Last week I went and got our Christmas decorations out of storage. We haven’t put Christmas decorations up at our house since we moved here in 2007. Scrooge? No. We just spent more time at Brian’s than at our house, all our presents were always opened at Brian’s, we always celebrated there, and thought we always would, so I never bothered to put out decorations.
Until this year. I was kind of Leary about seeing them all over my house, sort of dreading the holidays this year, but also knowing since it won’t be with him, I better man up and learn to do Christmas at my own place.

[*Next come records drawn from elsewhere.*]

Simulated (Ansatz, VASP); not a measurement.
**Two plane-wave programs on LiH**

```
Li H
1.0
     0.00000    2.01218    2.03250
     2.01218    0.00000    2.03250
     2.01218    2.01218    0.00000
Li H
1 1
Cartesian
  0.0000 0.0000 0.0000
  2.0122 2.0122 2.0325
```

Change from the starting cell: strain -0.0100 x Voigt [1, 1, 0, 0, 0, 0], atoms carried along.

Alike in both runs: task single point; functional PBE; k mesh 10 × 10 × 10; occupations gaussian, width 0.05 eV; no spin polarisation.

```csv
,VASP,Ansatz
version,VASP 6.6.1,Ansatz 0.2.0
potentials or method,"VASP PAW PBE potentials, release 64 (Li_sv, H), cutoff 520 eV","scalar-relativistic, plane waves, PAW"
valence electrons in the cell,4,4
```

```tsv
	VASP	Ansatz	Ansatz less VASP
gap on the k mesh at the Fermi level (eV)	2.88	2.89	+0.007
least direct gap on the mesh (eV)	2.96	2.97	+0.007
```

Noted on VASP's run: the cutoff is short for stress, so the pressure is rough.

I decided the girls are old enough this year they can go through all the boxes, (there were 6 without the tree, which we no longer have, and will have to buy) and put out what they wanted to, where they wanted to and just let it be. One of the benefits of having older kids, they can do all the decorating. (and the taking down of said decorations).
The opened the box of all the tree ornaments and started going through it. To me, it was like visiting old friends. And I told the girls the stories of most of the ornaments as they pulled them out one by one.
Ian’s first Christmas ornament. The year, 1993, he was 2 months old and didn’t know or care what Christmas was beyond a whole lot of strange people wanting to hold him and fawning over him and basically scaring him because none of them were Mommy. I haven’t talked to my son in over a year and I cry over that fact weekly. But I still have his first Christmas ornament and this year, and every year from here on after, I will hang it on my tree, until the day comes (and it will come I have to believe that) when I can give it to him to put on his own tree.
Along with his first ornament, is the ornament I made for him in 1995 when I was a single mom. Just him and me, and I didn’t have a whole lot of money, but he needed an ornament for our tree.
This is Meredith’s first Christmas ornament. You can tell I am a finalist in the Mother-of-the-Year contest, as she is 14 and her ornament still does not have her picture in it. Also, this thing is so damn heavy it bends branches and rarely hangs on our tree. Maybe when she has her first baby (god please let that be a bazillion years from now) she can use this ornament. Maybe trees will be stronger by then.
This little guy has seen some better days. Clearly. This is mine from when I was growing up. It’s a horse. Made of pom poms and felt. And missing an eye and has a deformed ear. I apparently like handicapped deformed ornaments as you will see in a minute. I remember hanging this on the tree every year. He was one of a set (my brother got the other one (I think)) but I don’t remember what the other one was. I just remember wanting to hang this one every year.
This is another one from my childhood. It’s part of The Night Before Christmas series. On the other side is the part of the poem that says “The Children were nestled all snug in their beds while visions of sugarplums danced in their heads.”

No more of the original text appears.